LOS ANGELES A new campaign by independent Schadler Kramer Group promises that guests' deepest secrets are safe at New York's Trump International Hotel & Tower, according to the shop's executive creative director.
The campaign's first full-page ad, breaking in January, depicts a woman standing in one of the hotel's posh, Manhattan skyline-view rooms. Strewn over the floor around her are shoes—sexy pumps, strappy sandals, satin slip-ons—and pink tissue paper, all haphazardly pulled from shoe boxes stacked nearby. Text reads, "This doesn't leave the room."

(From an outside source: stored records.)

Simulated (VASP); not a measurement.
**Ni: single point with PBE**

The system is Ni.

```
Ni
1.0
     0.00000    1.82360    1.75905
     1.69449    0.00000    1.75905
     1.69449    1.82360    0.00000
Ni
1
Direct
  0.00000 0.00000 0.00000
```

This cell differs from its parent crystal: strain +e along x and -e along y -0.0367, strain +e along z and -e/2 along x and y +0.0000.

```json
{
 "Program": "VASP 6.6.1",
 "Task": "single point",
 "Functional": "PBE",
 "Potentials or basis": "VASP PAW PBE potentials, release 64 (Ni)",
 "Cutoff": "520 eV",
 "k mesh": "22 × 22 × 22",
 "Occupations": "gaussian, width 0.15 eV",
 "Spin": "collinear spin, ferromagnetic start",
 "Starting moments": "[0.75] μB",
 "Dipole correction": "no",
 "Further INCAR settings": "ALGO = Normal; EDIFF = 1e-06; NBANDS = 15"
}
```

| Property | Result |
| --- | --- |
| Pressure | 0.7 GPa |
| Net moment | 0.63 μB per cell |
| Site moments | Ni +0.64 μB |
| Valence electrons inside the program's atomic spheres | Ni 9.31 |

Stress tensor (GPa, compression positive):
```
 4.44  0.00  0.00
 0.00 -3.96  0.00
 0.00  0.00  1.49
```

"You can see she needs privacy—there's $15,000 worth of shoes in that room," joked Eric Stein, ecd at the Las Vegas shop. But the secret of the woman's wild shoe binge would be safe at Trump International, he said.
That's the strategic concept behind the campaign, Stein explained: to sell the hotel's "uncommon discretion in a way that hadn't been done before."
Targeting 25- to 40-year-old professional women and celebrities, the Trump International, at Columbus Circle and Central Park West, is "the place where you feel comfortable enough to 'fill in the blank,' " Stein said. Other yet-to-be-executed "blanks," he added, revolve around similar "private, playful indiscretions." The footwear fancier, for example, might be seen alone in her suite, "gorging herself on a Ho Ho and a glass of milk" from a silver tray.
The international print buy includes British Conde Nast Traveler, Travel & Leisure, Food & Wine, Gourmet, Vogue Australia, Forbes FYI and at least 20 other magazines, according to SKG.
Although last year's SKG effort for the client featured a similar strategic notion, its execution was completely different, Stein said. That work "talks about a hotel feature, but doesn't deliver more," he said. The new campaign actually has "an emotional benefit . . . the promise of a sanctuary [in which] you can live out your fantasy."
Along with Stein, campaign personnel included SKG group creative director David Wong, art director Eric Holman, copywriter Alex Slotkin and freelance photographer Stan Musilek. The agency also worked closely with Trump International director of sales and marketing Melisa Novick, particularly in terms of concept and strategy, Stein said.
A specific ad budget was not disclosed, but SKG said the client "spent well above and beyond what they've spent in years past."
Trump International Hotel & Tower spent about $1 million advertising in 2004 and $1.2 million through September 2005, according to TNS Media Intelligence.